Apple's program will introduce security enhancements to its supply chain, including the adoption of multi-factor authentication and security training, the White House said, according to CNBC.
Cook and a cadre of tech industry elite met with Biden on Wednesday to discuss cybersecurity concerns in the wake of a rash of attacks that impacted key U.S. infrastructure and technology entities. Along with Apple, companies like Google, IBM and Microsoft committed to security efforts including the development of new industry standards, supplying other firms with more effective security tools and providing training for cybersecurity jobs, the report said.
Apple's pledge was the least specific of those offered by Big Tech firms represented at today's meeting.

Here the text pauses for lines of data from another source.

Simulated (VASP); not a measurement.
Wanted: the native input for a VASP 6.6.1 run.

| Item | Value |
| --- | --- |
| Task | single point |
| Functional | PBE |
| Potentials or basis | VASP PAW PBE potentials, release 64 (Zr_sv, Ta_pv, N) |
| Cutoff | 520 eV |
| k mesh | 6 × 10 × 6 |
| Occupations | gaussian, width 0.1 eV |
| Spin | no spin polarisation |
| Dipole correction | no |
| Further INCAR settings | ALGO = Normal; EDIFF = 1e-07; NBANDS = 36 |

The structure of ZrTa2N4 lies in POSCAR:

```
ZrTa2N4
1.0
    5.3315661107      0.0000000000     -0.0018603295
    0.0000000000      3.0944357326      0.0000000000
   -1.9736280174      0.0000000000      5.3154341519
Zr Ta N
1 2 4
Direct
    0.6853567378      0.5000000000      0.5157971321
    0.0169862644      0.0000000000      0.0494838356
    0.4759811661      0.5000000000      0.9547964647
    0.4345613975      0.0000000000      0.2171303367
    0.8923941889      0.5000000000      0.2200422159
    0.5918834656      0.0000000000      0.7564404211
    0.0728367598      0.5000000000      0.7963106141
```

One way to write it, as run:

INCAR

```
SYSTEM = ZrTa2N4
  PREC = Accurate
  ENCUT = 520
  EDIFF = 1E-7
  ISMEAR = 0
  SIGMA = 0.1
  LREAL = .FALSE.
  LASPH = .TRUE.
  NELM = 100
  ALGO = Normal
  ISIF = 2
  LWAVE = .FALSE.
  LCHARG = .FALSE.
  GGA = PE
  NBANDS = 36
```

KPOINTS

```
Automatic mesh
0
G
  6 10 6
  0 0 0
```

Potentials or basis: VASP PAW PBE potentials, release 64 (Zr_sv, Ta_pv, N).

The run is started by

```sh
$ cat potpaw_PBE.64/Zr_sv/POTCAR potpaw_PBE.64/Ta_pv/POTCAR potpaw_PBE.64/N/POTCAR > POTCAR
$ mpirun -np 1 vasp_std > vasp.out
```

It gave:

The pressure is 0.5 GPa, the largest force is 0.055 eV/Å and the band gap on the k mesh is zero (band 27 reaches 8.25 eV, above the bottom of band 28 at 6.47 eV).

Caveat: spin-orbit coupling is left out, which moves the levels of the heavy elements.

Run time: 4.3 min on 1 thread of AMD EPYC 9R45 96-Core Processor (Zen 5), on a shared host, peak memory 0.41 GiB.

Microsoft pledged a $20 billion investment in security solutions over five years, CEO Satya Nadella said in a tweet. He added that $150 million will help U.S. government agencies upgrade their existing systems and expand the company's cybersecurity training partnerships.
Google promised to invest more than $10 billion over five years toward cybersecurity efforts and said it would train 100,000 people in IT support, data analytics and other related fields through its Career Certificate program, CEO Sundar Pichai said in a tweet.
IBM committed to the training of 150,000 people in cybersecurity skills in three years and announced a new data storage solution for critical infrastructure companies, the report said. The company also said it would partner with Historically Black Colleges and Universities to further workforce diversification, and noted that it is currently working on encryption methods for quantum computing.
Amazon Web Services plans to roll out free multi-factor authentication devices to account holders and said it will offer "Security Awareness training" to organizations and individuals, according to CNBC.
During the meeting, Biden framed cybersecurity as an urgent matter of national security and called on the private sector to beef up existing assets.
"The reality is most of our critical infrastructure is owned and operated by the private sector, and the federal government can't meet this challenge alone," Biden said at the meeting, according to The Washington Post. "You have the power, capacity and responsibility, I believe, to raise the bar on cybersecurity. Ultimately we've got a lot of work to do."